Monday, February 21, 2011

Review: The Divine Farce

Read 2/19/11
5 Stars - Highly Recommended / The Next Best Book
Pgs:125

About a month ago, I stumbled across Leapfrog Press. They are an indie publisher who pride themselves on their eclectic quality fiction, poetry, and nonfiction. And I think I am in love.

I chose to test the waters with The Divine Farce - a short but incredibly moving story about three naked strangers who find themselves confined in an incredibly small, pitch black concrete tube. With no room to sit, they stand on a floor of metal grate while the low ceiling oozes Pear Nectar, their only form of sustenance. Unsure whether they will be there for eternity, but convinced it is some sort of Hell, they surrender themselves to their wretched predicament. Until one day, the concrete wall that holds them in begins to crumble ...

The author, Michael Graziano, weaves a warped and demented tale that also doubles as an allegory for our insatiable need to understand the world in which we live. Constantly probing and questioning, never content with the answers we get or the situations we find ourselves in...

What would you do when everything you knew was about to change? Would you face the unknown or cower from it? Would you be willing to exchange what you know and loathe, what you've grown accustomed to, if given the opportunity to escape it, even if it meant the possibility of entering into something worse?

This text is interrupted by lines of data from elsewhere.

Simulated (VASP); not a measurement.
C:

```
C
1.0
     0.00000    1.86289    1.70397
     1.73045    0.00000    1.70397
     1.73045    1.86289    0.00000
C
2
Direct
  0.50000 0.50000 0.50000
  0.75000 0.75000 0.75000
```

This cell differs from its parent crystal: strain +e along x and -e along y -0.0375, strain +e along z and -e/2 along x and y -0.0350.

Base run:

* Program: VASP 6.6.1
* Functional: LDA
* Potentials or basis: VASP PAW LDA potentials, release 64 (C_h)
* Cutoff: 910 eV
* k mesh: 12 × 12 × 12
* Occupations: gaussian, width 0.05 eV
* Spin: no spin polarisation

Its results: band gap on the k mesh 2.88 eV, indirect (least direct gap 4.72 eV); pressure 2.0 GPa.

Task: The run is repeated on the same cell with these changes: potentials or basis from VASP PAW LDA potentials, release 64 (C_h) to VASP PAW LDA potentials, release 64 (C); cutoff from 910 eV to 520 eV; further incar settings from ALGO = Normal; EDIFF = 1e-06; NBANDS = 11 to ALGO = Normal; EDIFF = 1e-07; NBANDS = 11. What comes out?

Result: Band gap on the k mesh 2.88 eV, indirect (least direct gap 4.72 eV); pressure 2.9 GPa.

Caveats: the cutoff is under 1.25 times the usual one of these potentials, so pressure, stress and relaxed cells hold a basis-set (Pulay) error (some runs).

An amazing story that highlights the best, and worst, of each of us. One that illustrates just how hard it can be to see the brighter side of things when all you really want to do is scream and thrash and give up. But if you persevere, and push forward, and don't give up, that perhaps, you will come to find that there is a light at the end of the tunnel...after all?

1 comment:

  1. This sounds just wonderful. Thanks for reviewing it. I love finding publishers and imprints with a good eye for certain literature. I will check them out.